For Dudziak, the salient factor linking racism, the United States, and the Cold War is how the US federal government tried to “control the story” (250). The federal government sought to handle the narrative both by silencing radical critics of the United States and by promoting the idea that US democracy led to gradual improvement in race relations. At the height of the Cold War, the US civil rights movement also benefited from international links with anti-colonialist struggles abroad. After the passage of the Voting Rights Act in 1965, the Vietnam War and the conservative reaction to race-motivated riots in US cities ended the international focus on civil rights. Furthermore, with the legislative victories of the civil rights movement, civil rights stopped being a focus “[o]nce America’s image seemed secure” (252).

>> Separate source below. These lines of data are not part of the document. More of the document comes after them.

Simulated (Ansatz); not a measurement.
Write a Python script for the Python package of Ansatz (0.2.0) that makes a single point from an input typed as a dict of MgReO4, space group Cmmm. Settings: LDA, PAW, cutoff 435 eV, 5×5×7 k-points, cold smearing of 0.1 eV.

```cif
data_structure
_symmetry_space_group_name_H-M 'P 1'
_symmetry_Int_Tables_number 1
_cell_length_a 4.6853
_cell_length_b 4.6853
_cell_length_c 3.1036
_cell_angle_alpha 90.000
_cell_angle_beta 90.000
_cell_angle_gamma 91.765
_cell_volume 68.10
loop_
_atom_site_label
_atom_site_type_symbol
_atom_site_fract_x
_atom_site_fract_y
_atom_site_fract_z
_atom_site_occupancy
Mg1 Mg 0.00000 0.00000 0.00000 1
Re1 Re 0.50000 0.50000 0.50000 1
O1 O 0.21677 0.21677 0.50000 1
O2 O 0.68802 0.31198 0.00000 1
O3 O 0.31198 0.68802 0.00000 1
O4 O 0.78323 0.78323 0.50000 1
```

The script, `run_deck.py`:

Dudziak argues that events in the United States should not be seen in isolation. The civil rights struggle in the United States was also influenced by international movements. Meanwhile, even since the end of the Cold War, international criticism of racism in the United States has continued: “What has changed is the perception of whether it has strategic importance” (254, emphasis added). Still, Dudziak reminds readers that racial justice in the United States will continue to “have an impact on the nation’s moral standing in a diverse and divided world” (254).

Conclusion Analysis

In her Conclusion, Dudziak summarizes her argument that The Growth of Civil Rights Activism and The Role of the Cold War in Rights Discourse were intertwined. The Cold War did give the US federal government and various politicians reasons to intervene decisively in favor of civil rights. Likewise, US civil rights activists reaching out to the United Nations and international opinion gave them an option for leverage. Still, though, these connections also limited the scope of civil rights activism. This remained true even after the US federal government less aggressively acted against activists they deemed too radical: “Although the Cold War helped motivate civil rights reform, it limited the field of vision to formal equality, to opening the doors of opportunity, and away from a broader critique of the American economic and political system” (252, emphasis added).

However, Dudziak explains here that her argument is not just relevant to the history of the Cold War and the civil rights movement. Her study is addressed to other historians as well, in regard to The Global Influence on American Civil Rights. She argues historians of the modern United States need to look more at the ways the United States and the world affect each other. Dudziak asserts, “We see that the borders of history are permeable, that American soil cannot contain the story of American history” (252). She thus encourages US historians to do more to view the story of American history in the context of the wider world, whatever the era or topic.